Canadian superstar Bianca Andreescu famously wrote herself an imaginary winner's cheque for the US Open as a child, the sum of which was in no small part thanks to the Original 9, led by Billie Jean King.
"Every year, I'd look at the prize money and, understanding the sacrifice that went into ensuring it was equal to the men's earnings, it gave me that much more drive to continue to work towards my dream of winning the US Open," Andreescu wrote in an open letter commemorating the 50th anniversary of the Original 9.
She ultimately won the cheque along with the US Open trophy last summer, storming through the a memorable fortnight that ended with a win over 23-time Grand Slam champion Serena Williams, and credits King and the Original 9 with helping her get there.
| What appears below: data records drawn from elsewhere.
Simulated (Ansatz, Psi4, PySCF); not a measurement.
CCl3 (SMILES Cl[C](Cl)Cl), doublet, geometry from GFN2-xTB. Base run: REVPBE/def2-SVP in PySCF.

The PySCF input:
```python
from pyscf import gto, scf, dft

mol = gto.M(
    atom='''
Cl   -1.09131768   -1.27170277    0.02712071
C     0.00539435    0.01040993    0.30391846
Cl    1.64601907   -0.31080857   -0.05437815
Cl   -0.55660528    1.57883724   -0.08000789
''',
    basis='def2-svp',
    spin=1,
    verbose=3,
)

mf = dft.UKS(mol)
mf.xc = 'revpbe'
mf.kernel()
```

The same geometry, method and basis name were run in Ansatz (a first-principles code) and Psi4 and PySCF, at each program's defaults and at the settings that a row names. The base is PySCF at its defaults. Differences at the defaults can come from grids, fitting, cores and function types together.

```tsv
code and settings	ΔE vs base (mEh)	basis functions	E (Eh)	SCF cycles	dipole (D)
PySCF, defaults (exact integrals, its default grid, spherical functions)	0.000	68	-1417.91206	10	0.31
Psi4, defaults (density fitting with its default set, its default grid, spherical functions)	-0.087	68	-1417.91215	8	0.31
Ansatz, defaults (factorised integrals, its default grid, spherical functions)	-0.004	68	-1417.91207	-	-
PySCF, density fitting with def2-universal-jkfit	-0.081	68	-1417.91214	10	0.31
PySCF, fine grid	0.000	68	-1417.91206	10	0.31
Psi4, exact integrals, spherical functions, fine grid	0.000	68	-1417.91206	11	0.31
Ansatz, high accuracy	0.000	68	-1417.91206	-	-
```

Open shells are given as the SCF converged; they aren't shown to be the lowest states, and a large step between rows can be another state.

"Even with the odds stacked against you, the nine of you had enough faith in yourselves and each other to sign $1 contracts with magazine publisher Gladys Heldman, another trailblazing woman in her own right, to compete in a tournament where the risk was losing your tennis careers.
"Your dreams were much bigger than rankings and Grand Slams. You set out to make sports, and in turn the world, a better, more equal place for women. Your goals were clear: That any girl from anywhere would have a place to compete. That women would be recognized for their accomplishments, not only their looks. And that they would be able to make a living playing professional tennis."
The 20-year-old not only thanks the Original 9 for the strides they made towards equality, but also for the voices and platforms she and colleagues like Naomi Osaka and Coco Gauff have to speak out on behalf of causes that matter to them.
"With your experiences as an example, the next generation - my generation - of young women is taking charge, using our platforms to speak out for what we believe in and putting it all on the line, regardless of what the outcome or reaction will be. Your leadership has created a powerful platform foundation for us all to speak up for ourselves."